Lord Nibbo":2cabuzjl said:
You forget the boat now displaces less too
No it doesn't, the
boat itself still displaces its own mass. Before it was the boat plus its cargo doing the displacing, but the boat itself still displaces its own mass.
Lord Nibbo":2cabuzjl said:
if I take a pee from a boat the water level will stay the same, it don't matter if I pee a pint of a thousand gallons
True, sort of, but only because the density of pee is the same as the density of the water in the lake*. The point of this calculation is that the density of the cargo is greater than the density of the water in the lake.
SVB":2cabuzjl said:
Depends where is is marked, assuming your are looking for the actual level, the water level on the side of the boat will fall
Correct!
SVB":2cabuzjl said:
but the actual depth of water in the lake will remain the same.

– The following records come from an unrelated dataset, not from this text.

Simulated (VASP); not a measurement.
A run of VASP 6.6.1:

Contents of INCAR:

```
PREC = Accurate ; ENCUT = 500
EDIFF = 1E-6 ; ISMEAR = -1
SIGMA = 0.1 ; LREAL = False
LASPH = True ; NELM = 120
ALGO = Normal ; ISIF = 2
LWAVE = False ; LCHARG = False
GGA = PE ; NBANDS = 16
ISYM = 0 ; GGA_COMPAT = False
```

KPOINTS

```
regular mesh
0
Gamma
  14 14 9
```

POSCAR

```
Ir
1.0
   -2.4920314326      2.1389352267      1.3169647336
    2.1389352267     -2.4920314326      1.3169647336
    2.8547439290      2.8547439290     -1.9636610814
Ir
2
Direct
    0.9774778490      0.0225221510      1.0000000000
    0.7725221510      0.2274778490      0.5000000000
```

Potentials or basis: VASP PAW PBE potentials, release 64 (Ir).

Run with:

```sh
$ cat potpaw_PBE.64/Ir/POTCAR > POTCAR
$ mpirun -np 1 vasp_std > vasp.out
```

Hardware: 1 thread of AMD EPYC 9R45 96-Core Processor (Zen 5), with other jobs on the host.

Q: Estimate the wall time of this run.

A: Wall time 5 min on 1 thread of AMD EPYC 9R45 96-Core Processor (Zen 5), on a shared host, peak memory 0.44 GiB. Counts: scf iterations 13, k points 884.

Ah, incorrect. It drops slightly.
Roger":2cabuzjl said:
It will vary depending on whether the moon is over head or on the other side of the earth.
And, of course, whether there is an R in the month
bugbear":2cabuzjl said:
Are you SURE he's a physicist?
Roger":2cabuzjl said:
Actually astrophycisist...brain the size of a planet. I did say that he got the plane on the treadmill wrong!
This one too. I should check his creds if I were you. Are you sure he said Astrophysicist and not AstroTurf Rep?
This is basic Archimedes.
S
*I don't actually know if the density of urine is the same as lake-water, but, for the sake of this discussion, let us assume that it is, shall we? I, for one, am not going to go to the trouble of measuring it.